Twenty-three people were murdered on Saturday in the Mexican beach resort of Acapulco, including 15 decapitated men found near a shopping centre, authorities said yesterday, in the latest onslaught of Mexico’s brutal drug wars.

Police responding to a report of a fire shortly after midnight instead found five abandoned vehicles and the bodies of 15 men who had been beheaded, they said. Messages whose contents were not disclosed were left with the bodies.

“On the sidewalk of the Plaza Senderos shopping centre were the decapitated bodies of 15 males, between 25 and 30 years of age,” a police report said.

“The heads were found in one single place, with the exception of one that was half severed from the body and with an impact of a projectile from a firearm.”

Another six murder victims were found inside a taxi near a supermarket, and two other men were murdered in other parts of the city, police said in a statement.

Inside the taxi, “the bodies of six men were found – one in the passenger seat, three in the back seat and two inside the trunk” of the car, the statement said.

The latest killings bore the hallmarks of the vicious gangland slayings that have terrorised large areas of Mexico as drug cartels battle it out among themselves and with security forces.

More than 30,000 people have been killed since 2006 when the government of President Felipe Calderon launched a major military crackdown against the drug gangs. Last year alone, a record 12,000 murders were blamed on the drug violence.

The newspaper Reforma, however, said messages left with the bodies were signed by Joaquin “El Chapo” Guzman, the fugitive leader of the Sinaloa cartel, who warned rivals against encroaching on his turf. Authorities would not confirm the report. The private consultancy Stratford, in its latest report on Mexican drug trafficking, said Guzman has joined the Gulf cartel and La Familia in an alliance called the New Federation.

Guerrero, the southwestern state where Acapulco is located, is a stronghold of La Familia, a notoriously bloody cartel that has been waging a war with the equally dangerous Zetas and its ally the Pacifico Sur.

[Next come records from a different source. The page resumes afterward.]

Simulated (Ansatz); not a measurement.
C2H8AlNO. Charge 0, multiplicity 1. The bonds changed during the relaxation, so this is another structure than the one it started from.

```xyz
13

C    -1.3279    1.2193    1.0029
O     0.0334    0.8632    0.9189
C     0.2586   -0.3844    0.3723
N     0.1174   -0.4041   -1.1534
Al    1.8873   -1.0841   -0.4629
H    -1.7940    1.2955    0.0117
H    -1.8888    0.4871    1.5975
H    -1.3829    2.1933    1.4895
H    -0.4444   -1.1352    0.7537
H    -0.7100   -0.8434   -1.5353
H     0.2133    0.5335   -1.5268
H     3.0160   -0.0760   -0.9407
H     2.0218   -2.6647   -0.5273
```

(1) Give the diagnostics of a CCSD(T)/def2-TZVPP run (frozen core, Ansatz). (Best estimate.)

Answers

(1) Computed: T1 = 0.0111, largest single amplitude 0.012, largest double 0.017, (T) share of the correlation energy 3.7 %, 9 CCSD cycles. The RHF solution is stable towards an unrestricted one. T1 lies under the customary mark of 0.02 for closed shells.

The Pacifico Sur cartel has been blamed for the September 30 kidnapping of 20 Mexican tourists who are believed to have been mistaken for La Familia rivals.

The tourists’ bodies were unearthed a month later in a mass grave near Acapulco.

A boss and spiritual leader of La Familia, Nazario Moreno, was reported killed December 9 in a shoot-out with Mexican troops in his hometown in the western state of Michoacan.